The warning signs that I was steering into danger came early and quick: Facebook profiles with “Bach, a cappella, Yellowcard … pretty much everything!” filled in for “Favorite Music” and $30,000 paid by the Harvard Concert Commission for Wyclef Jean to stay home. The compromise pick of Ben Folds ushered in a brief detente, but it was immediately followed by a long nightmare of Third Eye Blind, Gavin DeGraw’s big brother, and some rap group from the ’90s. At the end of it all, as if to blot out the last remaining hope that the kind of music I like might make a fledgling stand on campus, fate intervened and aborted Girl Talk.

So when rumors started flying in February that Eve 6 was slated to be the star attraction at this year’s Yardfest, I didn’t have it left in me to be upset. My hopes had long been extinguished. Even as I watched Animal Collective and the Decemberists climb iTunes’s rankings and MGMT make it onto the radio in the dining hall, I knew that Harvard would remain hopelessly boring.

It wasn’t just dull concerts that broke my faith: it was an entire culture indifferent to my kind of music. That’s not to say that my taste is any better or worse than anyone else’s. It’s just that, woefully, not many people seem to agree with it. Here at multicultural Harvard, no one goes out of their way to avoid parties hosted by African-Americans or homosexuals. But everyone invariably complains about parties thrown by pretentious hipsters—we’re the one identity caucus it’s still ok to hate.

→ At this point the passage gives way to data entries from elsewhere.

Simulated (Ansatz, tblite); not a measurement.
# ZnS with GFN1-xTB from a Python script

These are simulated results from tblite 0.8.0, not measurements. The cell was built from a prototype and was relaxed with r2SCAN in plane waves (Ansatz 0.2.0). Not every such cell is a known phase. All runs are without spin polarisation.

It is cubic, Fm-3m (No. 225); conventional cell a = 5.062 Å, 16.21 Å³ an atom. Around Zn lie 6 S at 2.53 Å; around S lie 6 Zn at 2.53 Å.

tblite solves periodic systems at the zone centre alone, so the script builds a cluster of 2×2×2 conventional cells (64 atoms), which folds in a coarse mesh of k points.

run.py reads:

As the old saying goes, though, it’s always darkest before Fleet Foxes plays “Sun It Rises.” And so, to my disbelief, the College Events Board (CEB) deigned to reach down and pull me, Lazarus-like, out from the abyss of despair by inviting Ratatat to this year’s Yardfest. All at once I felt like maybe I wouldn’t have to spend my whole postgraduate life telling girls at concerts that I went to Brown.

I’m not going to attempt an aesthetic apologia of Ratatat; in fact, I think defending any music on rational terms is usually an exercise in pompous futility. But I will stand up and applaud the CEB for finally nodding in the direction of the long-marginalized musical sect to which I unblushingly belong. It’s about time.


Garrett G.D. Nelson ’09, a Crimson editorial writer, is a social studies and visual and environmental studies concentrator in Cabot House.